A history of Halesworth, Suffolk, UK, through the ages.


Volume 2


Peasant's Revolt 1381

The Black Death had affected people's attitude to life, and created a discontent due to the famine and deaths. This grew and festered to boil over in a violent rebellion of the people. The peasants had lost respect for the wealthy, pleasure-loving church lords, and so had the poorer priests who were firmly on 'the side of the peasants'. As early as the 1320s and 1340s, the Suffolk peasants were already objecting to the claims of their landlords. At Bury St. Edmunds, in January 1327, some 3000 townsmen broke down the gates of the Abbey, destroying and looting as they went... and in October, the monks made an armed attack on the townspeople. The townspeople retaliated, almost destroying the Abbey. Many of the leaders were hanged and 30 cartloads of prisoners were sent to Norwich for trial.

The Black Death was severe in Bury, and following it, the townspeople were ready to take advantage of the unrest in the county to revolt once more with the imposition of the hated Poll Tax in 1381. In order to pay for the crippling cost of the French Wars, Richard ll sanctioned a Poll Tax of three groats or one shilling (5p) per head, for every male over the age of fifteen years. The main complaint was that both rich and poor paid the same tax, and feelings ran so high that tax collectors were beaten up in Essex and Kent. We have seen in recent years the back lash which can occur when such a tax was imposed in our own time, but unlike the 20th century, the anger turned to bloodshed.

In the countryside around London, a travelling priest by the name of John Ball stirred the people against the lords with the slogan ...

                        When Adam delf (dug the ground) and Eve span (spun)
                        Who was thanne the Gentilman?

When he was banned from preaching in churches, John Ball went into the streets saying 'We are all formed in Christ's likeness, and they (the lords) treat us like beasts'. Another leader by the name of Jack Straw moved around East Anglia, recruiting members and leaders, with a Suffolk man, John Wrawe, a dissident priest terrorising the area around Bury St. Edmunds. It would be wrong to assume that the rebels were only peasants, - hence a rabble with little educated leadership. Thomas Samson was a Suffolk rebel, who assembled, supported and linked up the rebel bands in several of the Suffolk Hundreds. He farmed 137 acres in crops in the Kersey area, with some 300 sheep and 100 head of stock. In fact John Wrawe claimed to have had the support of several county families such as the Tollemaches, the Bedingfields and the Woolverstones.
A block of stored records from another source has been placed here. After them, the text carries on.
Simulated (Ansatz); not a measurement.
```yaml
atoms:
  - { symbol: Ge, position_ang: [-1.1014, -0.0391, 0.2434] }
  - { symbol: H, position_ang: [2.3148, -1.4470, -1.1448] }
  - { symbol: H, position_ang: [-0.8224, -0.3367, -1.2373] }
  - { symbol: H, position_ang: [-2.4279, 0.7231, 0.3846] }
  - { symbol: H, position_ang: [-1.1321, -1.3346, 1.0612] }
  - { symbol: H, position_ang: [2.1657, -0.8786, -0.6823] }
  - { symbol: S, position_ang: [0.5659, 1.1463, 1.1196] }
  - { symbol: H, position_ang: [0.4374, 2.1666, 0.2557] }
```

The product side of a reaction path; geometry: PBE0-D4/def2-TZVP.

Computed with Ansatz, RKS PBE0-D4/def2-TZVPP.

Back in London, the main army of rebels met the young King, Richard ll at Mile End, under their leader Wat Tyler. There were about 60,000 supporters on each side of the River Thames when he put forward the peasants' demands. These were granted by the King, who also arranged for thirty clerks to start writing charters of freedom. Whilst this was going on, some of the rebels burst into the Tower of London, where they found Simon Tybald, Archbishop of Canterbury and also Chancellor of England. He was from Sudbury in Suffolk, and was hated for enforcing the Poll Tax, and was remembered for excommunicating John Ball, one of the main leaders of the Revolt. Simon of Sudbury, as he was called, was dragged to Tower Hill and beheaded and his skull put on a spike on London Bridge. In time his skull ended up in St. Gregory's Church in Sudbury, and it is still there, displayed behind a glass panel.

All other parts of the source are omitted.